Since the 1946 U.S. Supreme Court decision in Securities & Exchange Commission v. Howey, securities lawyers have known the test for determining whether a financial instrument or contract is a security. As the Howey Court put it:
“The test is whether the scheme involves an investment of money in a common enterprise with profits to come solely from the efforts of others.”
Using that test, it is relatively easy for one to assume a convertible promissory note is a security and, therefore, subject to regulation by the SEC and state securities regulators. State and Federal definitions of “security” include the term “note.” Once a convertible note is transformed from a promise to pay money to shares of a company’s stock, it is clearly an investment of money in an enterprise with profits to come solely from the efforts of others.
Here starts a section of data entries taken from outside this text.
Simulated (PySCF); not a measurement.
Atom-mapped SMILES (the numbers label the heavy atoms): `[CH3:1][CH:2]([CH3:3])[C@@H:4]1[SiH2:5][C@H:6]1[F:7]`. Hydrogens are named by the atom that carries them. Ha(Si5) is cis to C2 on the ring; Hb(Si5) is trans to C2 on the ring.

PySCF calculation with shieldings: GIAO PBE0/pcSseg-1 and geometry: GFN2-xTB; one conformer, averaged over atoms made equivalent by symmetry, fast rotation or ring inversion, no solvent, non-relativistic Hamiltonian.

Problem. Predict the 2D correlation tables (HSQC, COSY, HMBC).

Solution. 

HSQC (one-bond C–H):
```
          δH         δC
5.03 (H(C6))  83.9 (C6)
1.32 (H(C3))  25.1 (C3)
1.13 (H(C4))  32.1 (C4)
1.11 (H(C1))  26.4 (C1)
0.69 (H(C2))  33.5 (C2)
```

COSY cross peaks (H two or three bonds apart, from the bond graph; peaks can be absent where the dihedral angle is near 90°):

The potential for conversion, not actual conversion, is what often makes a convertible note a security. That fact is what can make it easy to reflexively consider all convertible promissory notes to be securities. And that would be a mistake, according to decision issued just last month by a U.S. Federal District Court in New York.
The case is called Intelligent Digital Systems, LLC (“IDS”) v. Visual Management Systems, Inc. (“VMS”). In 2008, IDS sold assets, including proprietary digital video recorder (DVR) technology, to VMS. The transaction involved an Asset Purchase Agreement and a convertible promissory note for $1.544 million. The terms of the note were straightforward: a maturity date in 2011, no interest or payments until the maturity date, at which time the full principal amount is due in full, interest at an annual rate of 12% after maturity and the accrued principal and interest is convertible at IDS’s option into shares of common stock of VMS. When VMS defaulted on some obligation in the Asset Purchase Agreement, IDS alleged that VMS, after signing the letter of intent for the transaction, learned that its former CFO had committed financial wrongdoing that would likely make VMS insolvent and unable to make payments under the note and did not inform IDS of these facts prior to the closing of the transaction. To a securities lawyer, this is a failure to disclose material information, which is considered securities fraud. So, IDS sued VMS claiming securities fraud, and VMS filed a motion to dismiss, arguing that the convertible promissory note was not a security.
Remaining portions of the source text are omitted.